A Review of the Nigerian Energy Industry

One mscf/d gas can power three noodles factories – Shell

*R- L: Managing Director, Shell Nigeria Gas (SNG), Mr. Ed Ubong; Managing Director, SPDC and Country Chair, Shell Companies in Nigeria, Osagie Okunbor and Managing Director, SNEPCo, Bayo Ojulari during the Launching of the 2018 Shell Nigeria Briefing Notes.

*Create 4500 jobs

OpeOluwani Akintayo

07 July 2018, Sweetcrude, Abuja — Production of one million standard cubic feet, 1 mscf, of gas per day will provide the energy supply needs of three noodles factories in Nigeria, Managing Director, Shell Nigeria Gas, SNG, Ed Ubong has said.

Mr. Ubong revealed this while speaking on the topic ‘Maximising Nigeria’s Gas Potentials’ at the 2018 Nigerian Oil & Gas, NOG conference in Abuja on Tuesday.

According to him, if Nigeria could maximise its vast gas resources, just one million standard cubic feet of gas production could increase the country’s noodles industry by three, proving 1500 jobs in each of the factories.

However, he said despite the huge opportunities the country has in gas, more production, challenges such as “where and how to get gas” still looms in the minds of investors.

“Nigeria does not have enough gas industries that can take gas and turn it into power and be able to create jobs,” he said.

“If Nigeria can achieve so much with just one million standard cubic feet of gas, now imagine what the country can achieve by producing more and more gas”

“But Shell has been at the forefront of not only providing gas for exports but also for local use: cooking, manufacturing/production companies and for power generation”.

Nigeria has significant natural gas reserves, estimated at 192 Trillion Cubic Feet, TCF, and currently, ranks ninth in the world.

Despite this abundant reserve base, its utilisation in the domestic sector is said to be grossly inadequate as the country is yet to fully benefit from her natural gas endowment.

Nigeria‘s natural gas reserves rose by 4.067 trillion cubic feet (tcf) from 187.998tcf in 2014 to 192.065tcf in 2015, according to a report by the Nigerian National Petroleum Corporation, NNPC.

In its “2017 Benchmarking Exercise Report”, the firm said gas reserves in 2013 stood at 181.95 tcf, 182. 258tcf in 2012, 183.434tcf in 2011 and 182.817 tcf in 2010.

According to the report, the reserves include associated and non-associated gas, adding that the country remained one of the largest producers of natural gas.

Speaking further, Mr. Ubong said another major problem facing the few gas producers in the country is how to get their money from domestic offtakers.

“Yes, we have been providing gas for Nigeria for as long as we have existed in the country but the challenges still remains that we don’t get all our money from those we supply. This is business, and gas producers deserve to get paid,” he said.

“Whenever we supply gas to the power sector, they complain of inadequate funds and income to pay us, and without gas to power, the country cannot attain full industrialisation,” he noted.

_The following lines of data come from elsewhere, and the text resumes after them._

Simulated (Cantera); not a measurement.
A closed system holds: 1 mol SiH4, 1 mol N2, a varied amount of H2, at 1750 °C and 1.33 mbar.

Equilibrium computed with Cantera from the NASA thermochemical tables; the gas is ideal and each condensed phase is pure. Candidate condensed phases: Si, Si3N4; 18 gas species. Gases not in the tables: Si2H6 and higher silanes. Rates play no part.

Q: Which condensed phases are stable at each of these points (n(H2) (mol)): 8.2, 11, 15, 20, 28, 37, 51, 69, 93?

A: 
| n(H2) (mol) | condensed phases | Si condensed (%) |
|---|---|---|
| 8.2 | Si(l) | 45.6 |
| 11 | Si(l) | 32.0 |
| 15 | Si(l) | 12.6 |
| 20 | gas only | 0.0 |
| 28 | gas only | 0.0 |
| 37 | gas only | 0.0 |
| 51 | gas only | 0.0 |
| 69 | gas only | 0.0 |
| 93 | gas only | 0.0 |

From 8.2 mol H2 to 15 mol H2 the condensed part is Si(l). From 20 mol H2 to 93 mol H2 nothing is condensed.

According to him, between 2021-2030, the Nigerian industrial sector would still not be able to afford just 500 thousand standard cubic feet of gas.

“Due to many industries in Ogun state, they can take 400. Lagos can take 500 but, look at Aba’s many industries. That town has been in existence and producing from time immemorial but, none of those industries use gas.”

He revealed that over 60 percent of gas produced in Nigeria is by indigenous companies and not the international companies as is being speculated.

“I want industries to spring up particularly in the north so that it can increase local use of gas. If industries can spring up there, the job will now be left for pipeline operators to channel trunks to transport gas there for sale.”

He then cleared the air that despite the huge debts the company is being owed by offtakers, the company has not stopped providing gas for the Nigerian industries.